More recently, a panel of this Court addressed a similar issue in Commonwealth v. Stover, 372 Pa.Super. 35, 538 A.2d 1336 (1988). In Stover, the defendant's car had collided with the rear of a tractor-trailer which had been stopped at a red traffic light. Traffic in the area had been bumper to bumper and had been moving very slowly. There was evidence that defendant's car had been damaged in the hood and windshield; however, the only evidence that the tractor-trailer *245 had been damaged was the fact that it had been struck in the rear. On appeal it was argued that the Commonwealth had failed to present sufficient evidence to support a conviction under Section 3743, because it had failed to establish that there was any "damage to a vehicle or other property" as required by the statute. In affirming the conviction, however, a unanimous panel, per McEwen, J., reasoned as follows:

Appellant argues that the statute did not require him to stop and to provide information at the scene of the accident since he did not observe the damage to the truck. We do not agree since the evidence, including the testimony of appellant as to the damage sustained by his own vehicle, was sufficient to support the conclusion of the trial court that the truck sustained damage, however slight, as a result of the accident. Thus, this insufficiency argument is rejected as meritless.

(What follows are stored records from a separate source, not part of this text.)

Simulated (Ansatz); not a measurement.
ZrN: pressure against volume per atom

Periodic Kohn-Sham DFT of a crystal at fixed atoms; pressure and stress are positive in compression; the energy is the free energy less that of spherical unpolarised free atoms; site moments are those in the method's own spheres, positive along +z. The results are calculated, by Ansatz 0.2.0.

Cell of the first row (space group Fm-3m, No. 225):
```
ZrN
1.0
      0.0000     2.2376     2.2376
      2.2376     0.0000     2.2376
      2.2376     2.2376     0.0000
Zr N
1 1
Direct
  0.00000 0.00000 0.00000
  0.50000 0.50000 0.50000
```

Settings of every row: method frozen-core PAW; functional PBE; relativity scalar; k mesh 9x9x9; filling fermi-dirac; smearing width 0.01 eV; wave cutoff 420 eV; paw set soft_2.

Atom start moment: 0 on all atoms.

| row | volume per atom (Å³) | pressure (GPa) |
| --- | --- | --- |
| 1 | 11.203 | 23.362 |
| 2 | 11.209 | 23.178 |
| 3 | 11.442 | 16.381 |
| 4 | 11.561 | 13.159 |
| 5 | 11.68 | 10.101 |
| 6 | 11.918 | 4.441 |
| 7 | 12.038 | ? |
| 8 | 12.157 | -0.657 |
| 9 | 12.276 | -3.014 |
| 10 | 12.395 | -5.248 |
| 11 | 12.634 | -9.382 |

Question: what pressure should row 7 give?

Commonwealth v. Stover, supra, 372 Pa.Superior Ct. at 38, 538 A.2d at 1338.

In the instant case, the evidence included testimony by Ms. Zangardi, the driver of the car which had been struck, that she felt a crash or bang at the rear of her vehicle and was shocked by the impact. She testified further that she had observed a slight discoloration on the rubber part of her bumper. The investigating police officer, Officer Charles Narwich of the Upper Merion Police Department, testified that he also had observed a minor scratch on the rubber part of the bumper of Ms. Zangardi's car. After reviewing this evidence, the trial court concluded that "[i]t is sufficient to note that a scratch on the bumper of an automobile, albeit slight, constitutes harm, and therefore constitutes damage to the vehicle under Section 3743 of the Vehicle Code." (Trial Court Opinion at p. 4). We agree with this conclusion. The Commonwealth's evidence was sufficient to support the finding that Ms. Zangardi's car had sustained damage, however slight. See: Commonwealth v. Stover, supra.

The judgment of sentence is affirmed.

NOTES

[1] Sabharwal was also prosecuted for and convicted of driving while his operating privileges were suspended, in violation of 75 Pa.C.S. § 1543(b). For this offense, he was sentenced to serve a ninety day term of imprisonment and to pay a fine of one thousand ($1,000) dollars, plus costs of prosecution.